This was contained in a July 19, 2023, Human Right Watch report titled Tunisia: No Safe Haven for Black African Migrants, Refugees.
The report said: “Between 2015 and 2021, the EU allocated €93.5 million to Tunisia from its “Emergency Trust Fund for Africa” (EUTF), which sought to combat irregular migration, displacement, and instability. This included €37.6 million for “border management” and efforts against “migrant smuggling and human trafficking.” A February 2022 EU document said the counter-smuggling/trafficking funding “provides for equipment and training for officers of the Internal Security Forces, as well as the Tunisian Customs.”
The same document said the EU would “designate” up to €85 million for migration-related projects in Tunisia in 2021-2022. It did not specify what had already been spent, though a February 2021 EU document stated, “A very significant EU-funded support programme, benefiting the Tunisian Coast Guard, is currently being implemented.” As much as €55 million of the €85 million could have been allocated to supporting migration control in Tunisia, based on the breakdown in the 2022 document: border management (€25m, including support to the coast guard); migration “governance” and protection (€6-10m); legal migration and labor mobility (€20-25m); combatting migrant smuggling/trafficking (€12-20m); and returns (€5m).

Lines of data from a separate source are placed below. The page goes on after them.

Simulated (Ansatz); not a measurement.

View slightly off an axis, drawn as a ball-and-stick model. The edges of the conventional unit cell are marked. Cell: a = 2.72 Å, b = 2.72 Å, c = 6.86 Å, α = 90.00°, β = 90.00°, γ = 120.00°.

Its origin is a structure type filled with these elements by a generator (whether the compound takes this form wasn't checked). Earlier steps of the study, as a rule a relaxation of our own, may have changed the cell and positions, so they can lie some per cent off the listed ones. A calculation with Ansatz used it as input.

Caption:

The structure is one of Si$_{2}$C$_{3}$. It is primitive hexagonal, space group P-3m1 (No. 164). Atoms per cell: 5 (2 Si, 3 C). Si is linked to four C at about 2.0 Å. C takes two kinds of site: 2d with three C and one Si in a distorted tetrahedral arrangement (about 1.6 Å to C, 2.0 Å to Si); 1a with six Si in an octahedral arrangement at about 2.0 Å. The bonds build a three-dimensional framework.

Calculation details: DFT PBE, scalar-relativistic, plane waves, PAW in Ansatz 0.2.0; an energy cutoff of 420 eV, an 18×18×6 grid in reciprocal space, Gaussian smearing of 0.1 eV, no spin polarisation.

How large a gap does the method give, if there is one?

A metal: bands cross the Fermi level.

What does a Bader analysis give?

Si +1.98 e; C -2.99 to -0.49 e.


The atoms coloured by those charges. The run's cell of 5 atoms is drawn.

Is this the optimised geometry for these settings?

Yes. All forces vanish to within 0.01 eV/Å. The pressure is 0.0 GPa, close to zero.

The 2022 document also details extensive bilateral support to Tunisia by Italy, Spain, France, Germany and other EU states. In addition to its “fund for migration cooperation (ca. €10 million),” Italy supplied equipment (vehicles, boats, and more) “for a total value of €138 million since 2011,” and “technical assistance related to border control (2017-2018) … for a total of €12 million,” which included support to the Tunisian police and national guard. Germany also provided boats and vehicles, while Spain supplied IT equipment.
The EU’s 2021-2027 “Multi-Country Migration Programme for the Southern Neighbourhood,” which encompasses Tunisia, incorporates some positive elements – support to development of asylum policies, legal migration pathways, civil society engagement – but still highlights support to “law enforcement action” and “border and coast guard authorities” for border control. Problematic project indicators conflate sea interceptions and rescues (“number of migrants intercepted/rescued through SAR operations at sea” and “on land”).
European politicians have repeatedly proposed various migration partnerships with Tunisia, including offshore processing centers, “safe third country” deals, and agreements that could allow returns of third-country nationals who transited Tunisia.
International law admits the possibility of safe third country designations, which enable receiving countries to transfer asylum seekers on the presumption that the country they travelled through, or some other country, can fairly examine their refugee claims and provide effective protection. UNHCR guidelines list conditions for such transfers, including respect for refugee and human rights law standards and “protection against threats to physical safety or freedom.” The EU Asylum Procedures Directive requires non-EU member states to meet specific criteria to be designated “safe,” including “no risk of serious harm.”
Given the documented abuses by security forces and xenophobic attacks against migrants, asylum seekers and refugees in Tunisia, in addition to Tunisia’s lack of a national asylum law, it appears that Tunisia does not meet EU law criteria for a safe third country. Black Africans in particular should not be forcibly returned or transferred to Tunisia.